Saturday, November 28, 2009

STRIVING TO COME TOGETHER IN CHRIST


This announcement came from the Vatican’s web-site this morning (11-28-09):

Following the 21 November meeting in the Vatican between Benedict XVI and Archbishop Rowan Williams of Canterbury, in the course of which they reiterated their desire to strengthen ecumenical relations between Anglicans and Catholics, on 23 November the meeting took place of the committee entrusted with preparing the third phase of the "Anglican Roman Catholic International Commission" (ARCIC). It was decided that this new phase will begin during next year.
The third phase will focus on fundamental questions concerning the Church - local Church and universal Church - understood as communion, and on the way in which the local and universal Church can, in communion, discern just moral teaching.
Over coming months the members of the commission will be appointed, and the date of its first meeting will be announced.

This set of dialogues will be critical for the future of ecumenical relations between the Catholic Church and the Anglicans. By coming to an agreed understanding of the distinctions and relations between the local and the universal Church, we can perhaps better understand both the overture Pope Benedict made to Anglicans with the new Apostolic Constitution Anglicanorum Coetibus. We will, I hope, come to a shared perspective on the ways in which a local Church can be truly a local expression and form while still being fully united in the universal Church.

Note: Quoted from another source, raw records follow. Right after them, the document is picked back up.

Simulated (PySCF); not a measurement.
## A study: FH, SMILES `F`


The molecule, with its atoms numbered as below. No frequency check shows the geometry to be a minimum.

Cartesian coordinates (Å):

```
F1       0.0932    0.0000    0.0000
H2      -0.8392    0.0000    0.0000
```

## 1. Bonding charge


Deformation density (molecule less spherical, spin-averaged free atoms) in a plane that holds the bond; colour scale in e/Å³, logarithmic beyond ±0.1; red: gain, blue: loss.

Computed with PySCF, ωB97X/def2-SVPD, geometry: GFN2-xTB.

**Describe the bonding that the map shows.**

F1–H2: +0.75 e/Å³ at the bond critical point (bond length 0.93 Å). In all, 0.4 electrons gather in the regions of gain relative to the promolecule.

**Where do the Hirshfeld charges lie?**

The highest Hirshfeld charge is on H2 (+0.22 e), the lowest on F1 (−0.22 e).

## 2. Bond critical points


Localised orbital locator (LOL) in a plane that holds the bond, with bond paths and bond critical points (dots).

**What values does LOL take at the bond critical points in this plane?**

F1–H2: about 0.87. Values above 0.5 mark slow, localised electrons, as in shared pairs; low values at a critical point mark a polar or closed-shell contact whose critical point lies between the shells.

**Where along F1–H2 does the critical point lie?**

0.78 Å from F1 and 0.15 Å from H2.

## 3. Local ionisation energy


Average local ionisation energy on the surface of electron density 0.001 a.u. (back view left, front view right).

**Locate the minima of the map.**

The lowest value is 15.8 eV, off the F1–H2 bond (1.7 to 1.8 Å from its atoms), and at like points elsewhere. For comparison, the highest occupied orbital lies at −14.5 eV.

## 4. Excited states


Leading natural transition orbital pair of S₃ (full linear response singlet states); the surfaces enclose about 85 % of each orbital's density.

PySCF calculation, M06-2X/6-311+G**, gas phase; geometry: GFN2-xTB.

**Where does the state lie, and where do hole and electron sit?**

Beyond this, it is significant that part of the purpose for dialogue in this particular area of theology is to try to agree on the methods by which there can be a unified process to ‘discern just moral teaching’ (and this would indeed mean agreement, at the very least in the basic principles of moral teaching). This is critical since divergences in moral practice have been at the core of the upset felt in the Anglican Communion these last several years.

Why do we dialogue at all? Surely it is because, in the words of St. Augustine, we are all brothers and sisters in Christ, and no matter what else is true, this will never be untrue so long as we all pray “Our Father.” If we seem, sometimes, to be at enmity with each other, this must cease; the best way is to look into each other’s eyes and see, not a demon, but a child for whom Christ suffered, died and rose. We are called to love each other and so bear witness to the truth of Jesus Christ. Again, as St. Augustine put it:

Blessed is the one who loves you, O Lord; and who loves his friends in you, and his enemies for your sake. For this is the person who loses none who are dear to him; to whom all are dear, in the One who can never be lost.

May we all one day soon be dear to one another, and united, in the One who can never be lost.